So, I've been searching for quite a while to figure out the issue on what I've been experiencing. Now at a loss I need to reach out and ask a question; so here it is!
Distributed Deployment, UF's forward to HF's that also listen to syslog before dumping into an Index. Version 5.0.5.
I have 3 boxes, the one with the least traffic correctly indexes all log files all of the time. The two heavy use boxes are not consistent in behavior. Three log files out of 12 in a directory do not consistently forward to my index in the heavy use boxes. Logs rotate every 30 minutes on all boxes. When looking at splunkd.log I see the following:
"BatchReader - Will retry path="../dns.log" after deferring for 10000ms, initCRC changed after being queued (before=0xfb006157e8ce2fdd, after=0x14244863e6b121b8). File growth rate must be higher than indexing or forwarding rate."
Also get the following:
07-08-2014 13:18:46.211 +0000 INFO BatchReader - Could not send data to output queue (parsingQueue), retrying...
07-08-2014 13:18:49.212 +0000 INFO BatchReader - Continuing...
currently local limits.conf is set to maxKBps = 131072 on one machine, maxKBps = 0 on the other.
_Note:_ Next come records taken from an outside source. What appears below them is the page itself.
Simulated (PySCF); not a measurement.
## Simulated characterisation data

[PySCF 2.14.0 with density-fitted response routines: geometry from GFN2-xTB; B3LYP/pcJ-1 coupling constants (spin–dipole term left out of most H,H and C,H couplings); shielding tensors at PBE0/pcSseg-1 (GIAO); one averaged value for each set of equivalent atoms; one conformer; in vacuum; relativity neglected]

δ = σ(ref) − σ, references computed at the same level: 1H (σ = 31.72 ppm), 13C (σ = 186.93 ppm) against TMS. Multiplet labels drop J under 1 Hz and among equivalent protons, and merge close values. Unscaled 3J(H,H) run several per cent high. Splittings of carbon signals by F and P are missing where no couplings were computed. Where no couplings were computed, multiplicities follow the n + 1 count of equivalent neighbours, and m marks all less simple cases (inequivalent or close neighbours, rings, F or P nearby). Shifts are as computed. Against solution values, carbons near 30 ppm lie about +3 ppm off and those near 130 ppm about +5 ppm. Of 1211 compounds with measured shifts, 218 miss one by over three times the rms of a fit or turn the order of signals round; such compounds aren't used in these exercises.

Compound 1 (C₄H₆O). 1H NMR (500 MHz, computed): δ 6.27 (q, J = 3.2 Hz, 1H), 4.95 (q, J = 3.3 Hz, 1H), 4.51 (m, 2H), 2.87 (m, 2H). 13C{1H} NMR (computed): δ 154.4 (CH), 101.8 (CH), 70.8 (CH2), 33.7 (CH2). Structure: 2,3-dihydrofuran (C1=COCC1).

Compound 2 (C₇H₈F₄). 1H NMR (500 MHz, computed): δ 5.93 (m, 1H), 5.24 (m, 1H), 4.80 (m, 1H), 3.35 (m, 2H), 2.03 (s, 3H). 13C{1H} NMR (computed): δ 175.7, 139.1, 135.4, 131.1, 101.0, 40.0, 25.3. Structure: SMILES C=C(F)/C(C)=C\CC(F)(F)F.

Parsing queue from the metrics.log looks like the following:
INFO Metrics - group=queue, name=parsingqueue, max_size_kb=512, current_size_kb=449, current_size=7, largest_size=7, smallest_size=3
I see no messages about stuck or full queues. "splunk btools" and "splunk list monitor" show that the files are always watched and never dropped, but the data never gets to the indexes. I'm totally stuck on what the issue could be as I'm not getting full queue messages in the metrics.log but I do see backup messages in splunkd.log. However I thought that even if they backoff for 1000ms that the data would eventually get there.
The logs are generating about 5mbps in disk I/O. Splunk is currently generating peaks of 24MB of network traffic with an average of 11MPBS. CPU usage is low, but my memory usage is high (from the app I'm trying to grab logs from).
What should I be looking at for next troubleshooting steps? What could be the causes for the data not indexing some times, but not all the times?
You'd have to increase your parsing queue in order to keep up with that rate of kbps. Otherwise it'll stay queued up regardless of how wide you make the pipe the doorway (the parsing queue) on the forwarders needs to be increased as well.
One step further is increasing the number of pipelines if your event data is huge. This will allow multiple routes for your data. All at a cost of resources. Splunk may eat up more CPUs and add to your memory consumption on your monitoring systems
Ok, so it is not a forwarding speed issue.
If you they are Universal or LightWeight Forwarders, this is likely not an indexing limit at their level.
Please check the indexers, they may be overloaded. Use the SOS app on the indexers to check the indexing queues.